“Ouija” is scary, but not scary like Dracula, Edgar Allen Poe or hungry zombies. No, “Ouija” is scary because as I watched it I could feel my life slipping away, second-by-second, for ninety excruciating minutes.
The first Ouija board with an alphabet on it was patented in 1890. In the late 1960s they became a household item when Hasbro’s Parker Brothers began marketing them in 1966. If you haven’t played with one, you’ve certainly seen a witchboard in the movies and know when teens start ouijiing spiritual strife is just around the corner.
The trouble in “Ouija” begins when Debbie (Shelley Hennig) breaks the first rule of witchboarding: Never play alone. She pays a heavy price for her spiritual disobedience and soon her group of good-looking friends is gathered at her funeral. “She said she’d see us the next day,” says BFF Laine (Olivia Cooke). “Why would she say that?” We’ll never know… unless Laine pulls out the Ouija Board! Using Debbie’s board Laine and pals try and contact their dearly departed’s spirit, but instead unleash a demonic terror that threatens all of their lives.
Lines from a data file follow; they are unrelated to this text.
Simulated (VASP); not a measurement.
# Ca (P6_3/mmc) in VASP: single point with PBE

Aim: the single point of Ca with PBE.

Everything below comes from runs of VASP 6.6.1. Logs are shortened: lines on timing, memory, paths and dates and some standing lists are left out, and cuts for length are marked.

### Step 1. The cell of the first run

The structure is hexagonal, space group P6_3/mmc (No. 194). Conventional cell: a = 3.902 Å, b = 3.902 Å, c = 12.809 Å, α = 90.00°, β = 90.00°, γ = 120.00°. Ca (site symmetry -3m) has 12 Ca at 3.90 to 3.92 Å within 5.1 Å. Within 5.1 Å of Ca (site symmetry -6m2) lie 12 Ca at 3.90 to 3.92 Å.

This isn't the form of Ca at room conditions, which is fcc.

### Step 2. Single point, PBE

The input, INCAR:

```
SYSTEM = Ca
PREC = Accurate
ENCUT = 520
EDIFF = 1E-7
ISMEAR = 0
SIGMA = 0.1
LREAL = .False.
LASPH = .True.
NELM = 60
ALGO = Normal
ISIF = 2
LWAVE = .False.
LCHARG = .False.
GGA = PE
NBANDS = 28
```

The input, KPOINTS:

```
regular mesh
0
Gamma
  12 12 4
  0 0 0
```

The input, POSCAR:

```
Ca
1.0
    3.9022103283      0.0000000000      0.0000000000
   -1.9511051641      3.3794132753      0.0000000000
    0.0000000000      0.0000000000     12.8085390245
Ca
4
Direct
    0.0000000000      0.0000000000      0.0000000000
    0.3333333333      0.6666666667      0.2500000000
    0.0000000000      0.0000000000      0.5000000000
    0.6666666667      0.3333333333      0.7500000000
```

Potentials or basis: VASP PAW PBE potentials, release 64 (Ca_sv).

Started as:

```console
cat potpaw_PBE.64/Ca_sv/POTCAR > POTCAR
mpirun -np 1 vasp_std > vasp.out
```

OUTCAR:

As scary as you would imagine a horror film inspired by a board game to be, “Ouija” is a mishmash of demonology, Japanese horror and so many slasher movie tropes they owe John Carpenter and Wes Craven a writing credit. The blonde girl dies first, there’s spooky stuff in the attic and the plucky heroine outlives almost everyone. At least there’s very little found footage.
The movie is 5% jump scares, those unexpected loud noises that make you twitch in your seat, 67% set-up and 28% strange glances. As Laine, Debbie’s intrepid best friend, Cooke does most of the heavy lifting. She keeps the action (such that it is) moving forward all the while displaying her mastery of the concerned look. With a furrowed brow and a determined attitude she tracks down the mystery behind her friend’s death, but mostly she just looks concerned.
More annoying than the blank stares is the movie’s habit of telling the audience the most obvious of details. “She played it alone,” whispers Laine in amazement over a shot of, you guessed it, Debbie going solo on the Ouija board. Over footage of Deb saying she found the board in the attic Laine helpfully adds, “She found it in her house!” Instead of telling us something useful, or interesting, the film makes sure that no detail, no matter how small, is commented on.
You won’t need spiritual help to figure out whether to see “Ouija” or not. The planchette (the ouija’s triangular pointer) is aimed at “No.”